In this blog, I would like to explain the design choices we made with Azure Stream Analytics for:
- ‘When’ in processing-time results are materialized, and
- ‘How’ the results are materialized.
These design choices reduce implementation complexities and run time resource usage while meeting customers’ requirements for their scenarios.
Firstly, I would like to point out that these are two very different issues. The ‘when’ part is a user visible behavior, and preferably controllable by the user. The ‘how’ part is purely an implementation detail. However, depending on the user visible behavior some implementations are more efficient than the others.
In Google Dataflow’s design, the concept of Trigger is introduced to control ‘when’ the results are materialized. This is most intuitively useful for computing windowed aggregates, and perhaps inner joins.
SELECT DeviceId, COUNT(*) FROM Input TIMESTAMP BY EventTime GROUP BY DeviceId, TumblingWindow(minute, 5)
Here in this case, full count can only be generated when high water mark of EventTime moves beyond the end of every 5 minute window, but partial count may be desirable to display on a dashboard as the count increases. This is especially relevant when events arrive out of order and in cases where count in multiple 5 minute windows can increase as late arriving events are accounted for.
For outer join where lack of match may have to be retracted, and analytic functions where event ordering is important for pattern matching, early output doesn’t provide as much value.
SELECT I.Id as Id
FROM Impression AS I TIMESTAMP BY ImpressionTime
LEFT OUTER JOIN Click AS C TIMESTAMP BY ClickTime
ON I.Id = C.Id
AND DATEDIFF(minute, I, C) BETWEEN 0 AND 60
WHERE C.Id IS NULL
This query outputs all ad impressions without clicks within a 60 minutes interval. Generating output before 60 minutes elapses from the ads impression may result in the need to retract the output when a click finally arrives. When composed with additional query processing downstream, the computation caused by such retraction can become overwhelming.
For complex windowed aggregates, e.g. sliding window, the same applies, when late arriving events can alter the results of multiple windows that contains the late arriving event. If we introduce a session window, a useful window type for certain scenarios, a late arriving event may combine two session windows into one. This is especially true for alerting scenarios, a primary use case for stream processing, where, in most cases, retracting an alert is much less desirable than waiting to make sure some pattern indeed has occurred and is worthy of an alert. Beyond a single step windowed aggregate query, composing such behavior with other downstream operators can also become intractable for user to understand. As a result, we have made the design choice to not expose the ability to generate partial results. Results are only generated when the high water mark of event time has elapsed beyond the closing of the window, or beyond all events that may contribute to the results.

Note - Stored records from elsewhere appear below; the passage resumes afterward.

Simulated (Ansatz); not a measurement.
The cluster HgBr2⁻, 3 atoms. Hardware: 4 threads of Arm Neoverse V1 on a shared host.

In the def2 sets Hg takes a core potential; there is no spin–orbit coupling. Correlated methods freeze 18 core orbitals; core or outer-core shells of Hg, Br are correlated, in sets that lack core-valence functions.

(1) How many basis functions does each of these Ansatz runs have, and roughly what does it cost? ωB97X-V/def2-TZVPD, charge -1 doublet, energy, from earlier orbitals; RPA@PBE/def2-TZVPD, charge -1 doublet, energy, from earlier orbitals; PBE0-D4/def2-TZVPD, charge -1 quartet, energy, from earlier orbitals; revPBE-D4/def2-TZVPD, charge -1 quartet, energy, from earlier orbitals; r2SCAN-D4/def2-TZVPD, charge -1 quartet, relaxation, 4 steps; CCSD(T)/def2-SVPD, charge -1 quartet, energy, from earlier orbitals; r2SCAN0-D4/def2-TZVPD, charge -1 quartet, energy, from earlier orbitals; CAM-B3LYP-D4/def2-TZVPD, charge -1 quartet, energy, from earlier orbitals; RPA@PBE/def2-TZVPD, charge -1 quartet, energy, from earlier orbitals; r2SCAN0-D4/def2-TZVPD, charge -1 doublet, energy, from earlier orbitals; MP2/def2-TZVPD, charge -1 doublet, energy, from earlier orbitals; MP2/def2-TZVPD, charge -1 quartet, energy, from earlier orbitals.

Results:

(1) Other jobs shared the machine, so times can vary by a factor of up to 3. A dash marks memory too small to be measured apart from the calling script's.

The lack of a need to produce partial results presents an opportunity for us to use in-order-processing to compute the results, which allows users to specify a reorder window to wait for the late arriving events, and use the high water mark of the incoming events’ timestamp as a punctuation to move the rest of the processing pipeline forward. Events coming out of the reorder window are fully sorted by event time per partition, and subsequent operator implementations can assume that incoming events are already ordered by event time.
For example, in the above ad impressions and click matching example, user may anticipate event delays by up to 5 minutes. A reorder window of 5 minutes may be specified as a part of the query configuration. You can consider the reorder buffer as a priority queue. As the high water mark of incoming events advances, all events with timestamp older than the high water mark of 5 minutes are pushed out of the queue, ordered by timestamp, and then processed by the join operator. The join operator only needs to buffer 60 minutes of events. As time advances, it can drop events beyond 60 minutes old. The same logic happens to the windowed aggregate query shown above.
In contrast, processing events as they arrive, without reordering, also known as out-of-order processing, has the advantage in reducing buffered state size for windowed aggregates, because only the aggregated state need to be kept around. In the windowed aggregate query (first example above), if events can be out of order by up to 5 minutes, only two counters have to be kept around per device, one for the current 5 minutes, one for the previous 5 minutes. There is no need to buffer all incoming events in the 5 minute reorder buffer, a potentially large saving in memory if the event rate is high.
However, there is no memory advantage for joins and analytic functions because the raw events have to be buffered anyway. When multiple operators are composed together, such event buffering needs to happen at each operator. This consumes much more memory than the per input reorder buffer used by in-order-processing. CPU usage-wise, out-of-order-processing does have the advantage of amortizing the computation over time, because the computation is performed as events arrive, so the CPU usage is less spiky. However, the operator implementation is often much more complex (e.g. multiple counters have to be kept around in the windowed aggregate example above), which in turn increases overall CPU usage, and potentially prevents other optimization techniques from being combined (e.g. columnar processing, instruction cache and compiler optimization). The Trill paper https://www.microsoft.com/en-us/research/wp-content/uploads/2016/02/trill-vldb2015.pdf, describes many such techniques. ASA uses Trill as the on-node processing engine.
The drawback of in-order-processing is primarily in the potentially large reorder buffer when a large reorder window is specified. This happens most commonly for IoT scenarios wherein a large number of event senders may result in significantly divergent timelines because of the various network delays and clock skews. However, in such scenarios, the different timelines are logically separated in the query semantics. As a result, we have newly introduced the concept of substream query to allow the timelines to be decoupled, so the reorder buffer size for each timeline can be kept small, while the time gap between timelines can be large.
SELECT DeviceId, COUNT(*) FROM Input TIMESTAMP BY EventTime OVER DeviceId GROUP BY DeviceId, TumblingWindow(minute, 5)
This query counts events by device id. The devices can have clocks completely out of sync, but for a specific device the events are guaranteed to arrive mostly in order. We can then use a very small reorder window (e.g. a few seconds) to avoid incurring large memory usage for the reorder buffer, and delaying the output.
To conclude, the two design choices namely 1) Not producing partial results, and 2) In-order-processing allows on-node processing in Azure Stream Analytics to be performed very efficiently, with overall lower memory usage as a result of eliminating the need for buffering of events at every operator. In the future, there might be opportunities to combine both in-order and out-of-order processing techniques to achieve even higher memory and CPU efficiency where appropriate.